8.8.2024

The Joy of Life in Doing

The Joy of Life in Doing
Along the way though, I kind of lost myself.

I've been working in and out of venture capital, private equity, mentoring and advising startups since moving back to North America in 2017. Coming from running my own agency and entertainment consultancy for nearly a decade in Hong Kong, I thought I'd pay it forward and help aspiring founders. I eventually launched a fund with the thesis of supporting creatives and culturally driven companies, cause heck, I know what it’s like to be in their shoes. I went from leading creative teams to helping creative founders find funding and navigate the weird world of finance and operations.

Along the way though, I kind of lost myself.

It was a lot to “brain”; working on financial and operational plans, due diligence, mundane office work, I lost a bit of that soul that made life vibrant.
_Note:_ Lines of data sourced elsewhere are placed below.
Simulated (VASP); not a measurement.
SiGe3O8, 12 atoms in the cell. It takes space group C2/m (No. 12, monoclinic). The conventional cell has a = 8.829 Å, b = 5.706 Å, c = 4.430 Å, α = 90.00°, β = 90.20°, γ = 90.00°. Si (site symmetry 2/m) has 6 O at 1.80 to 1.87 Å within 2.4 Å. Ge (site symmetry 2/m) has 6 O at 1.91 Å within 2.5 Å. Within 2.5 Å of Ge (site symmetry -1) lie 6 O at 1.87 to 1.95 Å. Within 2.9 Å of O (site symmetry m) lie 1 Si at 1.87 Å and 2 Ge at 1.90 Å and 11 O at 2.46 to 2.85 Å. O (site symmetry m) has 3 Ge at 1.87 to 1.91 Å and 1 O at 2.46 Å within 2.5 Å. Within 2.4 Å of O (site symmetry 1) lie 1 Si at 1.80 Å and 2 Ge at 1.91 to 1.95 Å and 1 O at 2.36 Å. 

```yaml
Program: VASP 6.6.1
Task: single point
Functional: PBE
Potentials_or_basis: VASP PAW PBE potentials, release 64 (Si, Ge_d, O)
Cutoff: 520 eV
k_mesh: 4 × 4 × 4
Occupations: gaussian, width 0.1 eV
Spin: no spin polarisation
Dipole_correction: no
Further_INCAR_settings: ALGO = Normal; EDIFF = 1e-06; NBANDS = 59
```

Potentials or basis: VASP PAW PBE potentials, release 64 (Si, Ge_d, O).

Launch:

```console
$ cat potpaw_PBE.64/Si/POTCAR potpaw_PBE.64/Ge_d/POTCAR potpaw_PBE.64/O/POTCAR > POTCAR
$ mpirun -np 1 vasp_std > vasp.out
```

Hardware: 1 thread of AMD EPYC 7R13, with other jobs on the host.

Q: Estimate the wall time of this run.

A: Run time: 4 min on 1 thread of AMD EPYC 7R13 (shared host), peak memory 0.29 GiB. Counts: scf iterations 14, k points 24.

I lost that creativity I practiced when I connected brands with celebrities, dabbling in music and producing live events. That joy in bringing concepts to life. I missed that feeling.

Enter Joie de Vivre.

Around a month ago, I traveled to the South of France to assist on an epic project. I was asked to advise a first-time, multi-day music festival that was to take place in a series of venues, including a number of 17th-century chateaus and a 6 million-year-old cave. (As a side note, I’m proud to say that after doing 6, maybe 7 of these over the years, they've never turned into the type of festival that rhymes with  'fire' 😅). This time though, rather than be responsible for talent, design, and everything, I got to really sit back, enjoy, watch the team, and just fill in where I was needed.

During the first night, we stayed up until 8 in the morning talking through the run-of-show, operations and team structure, you know... the basics. I felt right at home. A couple of sleepless nights and three chateaus later, I remembered that this event was conceptualized and executed by a team that wasn't backed by any fund, angel or any deep corporate pockets. It was backed by pure hustle and creative passion, by a group willing to stare oblivion in the face and risk reputation and debt, time and again, to deliver a vision—the types of people & founders I've dedicated my career to.  There’s a type of entrepreneurial thrill about having no options but to succeed -- where intuition & necessity solves problems.

These events are run by visionaries driven almost entirely by passion to show the world what joy is to them. Not necessarily for financial returns (yes, partially) but more about building a meaningful community that share a deep-rooted commonality.

And isn't that what founders are? Ones who look for solutions to mold the world into that joy they want to see? And at the end of the day, money becomes the outcome of building something that matters to them.

[Investor-Hat intermission] Side note to my LPs - it also helps that these concepts, these festivals are perfect for testing new ideas, introducing new products, new technology and seeing how quickly they can be adopted, etc. A unified way of blending consumer, content, tech & finance in the simplest way.

Long story short - my Joy of Life (err Joie de Vivre) is making sure I'm doing something that balances my past & present.  This ‘engagement’ helped me rediscover that and focus on why I'm doing what I'm doing with Social Study Ventures .  And perhaps more importantly, it's brought me back from the verge of losing myself.

Finding balance. Business and creativity. Numbers and ideas. And I think I've found the perfect blend of that in what I do. Have you?